From an article in the New York Times yesterday, a creative solution to a problem: how to provide clothing for Somali Muslim girls in a refugee camp in Kenya so that they have freedom of movement while playing volleyball but don’t violate religious norms?

Girls start wearing the free-flowing Somali hijab at the age of 7. They keep it on, wrapped around their heads and draped loosely over their bodies, for the rest of their lives, at least when men are around. For [Farhiyo Farah] Ibrahim and other women, the hijab is the only attire they know, one they say they grow used to and do not see as overly restrictive, despite temperatures that routinely exceed 100 degrees.

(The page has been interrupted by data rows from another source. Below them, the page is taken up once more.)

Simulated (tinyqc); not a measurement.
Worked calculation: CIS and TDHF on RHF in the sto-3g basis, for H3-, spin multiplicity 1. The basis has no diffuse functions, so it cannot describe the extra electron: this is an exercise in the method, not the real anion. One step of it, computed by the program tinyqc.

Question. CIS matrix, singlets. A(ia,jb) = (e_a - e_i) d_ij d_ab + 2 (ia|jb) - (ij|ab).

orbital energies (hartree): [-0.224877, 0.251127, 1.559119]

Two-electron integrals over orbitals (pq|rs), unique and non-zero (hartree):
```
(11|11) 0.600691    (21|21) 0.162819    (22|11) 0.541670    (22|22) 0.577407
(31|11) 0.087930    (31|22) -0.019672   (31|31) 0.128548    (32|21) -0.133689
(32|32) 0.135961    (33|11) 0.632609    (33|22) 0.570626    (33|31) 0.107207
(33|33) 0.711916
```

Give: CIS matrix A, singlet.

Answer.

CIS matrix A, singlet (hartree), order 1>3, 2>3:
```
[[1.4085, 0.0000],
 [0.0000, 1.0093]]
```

But when it comes to sports, the traditional hijab can be problematic, they say. The girls wear pants underneath to improve mobility, but they still get tangled from time to time.

“It gets in the way,” Ms. Ibrahim said, demonstrating how the long sleeves can interfere with a good dig and how the head scarf can shift at just the wrong moment, turning a potential spike into an embarrassing miss.

Changing the uniform, however, as a corporate partnership with the United Nations refugee agency is about to do, presents a quandary. “Most of us are Muslims and we want to preserve our religion,” Ms. Ibrahim said. “We don’t want pressure from the community.”

Well, a girl can dream. They have indeed been subject to pressure, since girls’ sports are such a novelty that they have been denounced by sheiks for being unladylike, stared at and derided as prostitutes (lovely, huh?).

What’s really heartbreaking is that even though these girls are in a refugee camp, having fled from war and famine in the early ’90s, with little to do, they’re actually a lot better off than they’d be had their families stayed put.

Life is particularly challenging for girls, who rarely attend school, marry early and then spend their days struggling to feed their many children. Girls in the refugee camps go to school at a significantly higher rate than those whose families remain in war-ravaged Somalia, 58 percent here compared to 7 percent back home, but their lives are still dismal, at best.

“Refugee life is very difficult,” Ms. Ibrahim said during a break in a volleyball game. “We’re away from our motherland. It’s like being in prison.”

On the volleyball court, however, girls say their troubles fade away for a while. They say they have no time to worry what clan the girl next to them or across the net might be. They also have no time to think about the man their parents might be arranging for them to marry or the work that awaits them when the match is over.

“We just play,” Ms. Ibrahim said.

Ms. Ibrahim, incidentally, is 23, which means that she’s escaped early marriage and childbearing (at least I presume — I get the sense that married women don’t play volleyball).

The creative solution came as a result of Nike’s working with the UN High Commissioner of Refugees to send four designers to the camp to work with the players and the community to design appropriate attire. And it looks like the women of the community won out in some ways:

The community was called together to assess the designs, and a spirited discussion ensued on the future of Dadaab’s young women. There were condemnations of sports by some of the traditionalists. But the views of people like Zainab Hassan Mohamed, an older woman who supports the girls, won out.

“I told them that the girls’ bodies need exercise and that there’s nothing wrong with that,” Ms. Mohamed said.

Eventually, the most conservative designs were passed over in favor of the one the girls preferred, which retained cultural norms, covering from head to toe, but with less fabric to impede the game.

Hannah Jones, Nike’s vice president for corporate affairs, said the company would purchase and donate enough material for several hundred uniforms. The Nike designers have already taught some of the girls how to sew the outfits themselves using locally produced fabric.

I’ve had issues with Nike’s corporate practices before, such as their use of sweatshop labor, but this is a good example of good corporate world-citizenship. It’s good for these girls — they get their needs taken care of, and they also get some skills taught to them — and it’s good for Nike’s bottom line, since I’m sure they see a market out there for this kind of attire.


4 thoughts on Interesting Idea

  1. Any idea where to find a picture? I’ve been looking for one since I first read this…I’m interested to see what they came up with.

  2. Or clicking links in the original post. Okay, I’m going to stop commenting now, apparently I’m an idiot.